This tool is designed to analyze the elastic and consolidation settlement of shallow footings based on CPT data. The elastic (immediate) settlement is calculated based on the methodology proposed by Schmertmann; The consolidation settlement is based on Terzaghi's one-dimensional consolidation theory.


 

Enter footing size and consolidation properties of the subsurface soil within 1.5xB below the underside of the footing. For Schmertmann method, time for long-term settlement as well as α should be specified, where α is defined as the ratio of modulus of elasticity (Es) to cone resistance (qc) at each depth. When all required data is entered, press the Calculate button.


Calculation details is presented in the Tabular Results tab, and settlements are plotted on charts. Columns of the table presented in the Tabular Results tab are described below:

 

qc : Cone tip resistance as it is read during the test

Iz : Schmertmann influence factor

OCR : Over-consolidation ratio

e : Void ratio

Cc : Coefficient of compression for consolidation settlement

Cs : Coefficient of re-compression for consolidation settlement

Pc : Pre-consolidation stress

Sv : Total overburden stress (σv)

S'v : Effective overburden stress (σ'v)

dp : Stress increase at each depth, due to the applied load on the subject footing

dSc : Consolidation settlement at an element of soil with thickness of dz

dSe : Elastic settlement at an element of soil with thickness of dz

Sc : Accumulative consolidation settlement at each depth

Se : Accumulative elastic settlement at each depth

S : Accumulative total settlement at each depth (i.e. S=Se+Sc)

 

Other parameters:

 

Unsaturated Settlement Ratio : If you wish to calculate the unsaturated consolidation settlement above the groundwater level, choose a value other than zero for this field. NovoCPT will multiply this factor by total calculated consolidation settlement above the groundwater level.

Time : This is the time in elastic settlement calculation to account for creep.

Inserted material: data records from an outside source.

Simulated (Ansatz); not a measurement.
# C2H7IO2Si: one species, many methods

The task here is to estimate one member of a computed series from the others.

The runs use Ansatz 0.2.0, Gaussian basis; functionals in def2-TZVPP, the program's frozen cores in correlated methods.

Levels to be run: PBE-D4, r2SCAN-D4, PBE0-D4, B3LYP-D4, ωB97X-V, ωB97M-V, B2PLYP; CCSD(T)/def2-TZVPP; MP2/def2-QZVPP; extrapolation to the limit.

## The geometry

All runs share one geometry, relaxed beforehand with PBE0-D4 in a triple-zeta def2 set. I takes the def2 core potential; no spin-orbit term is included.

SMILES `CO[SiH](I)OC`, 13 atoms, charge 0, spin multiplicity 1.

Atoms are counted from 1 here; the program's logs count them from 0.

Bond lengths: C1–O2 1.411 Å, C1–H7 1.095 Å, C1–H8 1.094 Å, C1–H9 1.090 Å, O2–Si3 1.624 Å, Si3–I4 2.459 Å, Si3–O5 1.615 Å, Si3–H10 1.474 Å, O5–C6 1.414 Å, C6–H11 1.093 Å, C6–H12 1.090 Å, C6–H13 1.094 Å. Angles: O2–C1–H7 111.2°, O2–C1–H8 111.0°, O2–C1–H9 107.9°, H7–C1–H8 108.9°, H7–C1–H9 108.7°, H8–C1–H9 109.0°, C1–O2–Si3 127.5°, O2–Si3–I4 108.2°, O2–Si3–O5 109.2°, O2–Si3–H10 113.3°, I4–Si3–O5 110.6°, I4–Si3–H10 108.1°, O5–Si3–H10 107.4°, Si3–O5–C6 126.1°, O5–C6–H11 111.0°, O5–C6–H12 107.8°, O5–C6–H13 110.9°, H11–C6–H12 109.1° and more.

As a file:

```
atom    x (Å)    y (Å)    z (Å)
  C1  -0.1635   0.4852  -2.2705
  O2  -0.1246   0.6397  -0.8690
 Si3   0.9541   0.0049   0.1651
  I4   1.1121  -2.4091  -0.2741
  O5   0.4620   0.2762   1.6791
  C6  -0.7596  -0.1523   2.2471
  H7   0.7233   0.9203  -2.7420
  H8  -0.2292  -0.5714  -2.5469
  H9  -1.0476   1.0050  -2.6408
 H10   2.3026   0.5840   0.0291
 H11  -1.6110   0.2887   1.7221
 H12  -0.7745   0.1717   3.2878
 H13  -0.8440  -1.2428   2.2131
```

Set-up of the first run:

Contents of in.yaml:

α : Is used for estimation of soil modulus of elasticity based on cone tip resistance E=α.qc

 

 Schmertmann (1970) suggested that a value of α=2 should be applied for normally consolidated, un-aged and un-cemented predominantly quartz sands; This is based on a load increment from 100 to 300 kPa. It is probable that somewhat higher α values may be appropriate for loose sands and somewhat lower values for very dense sands.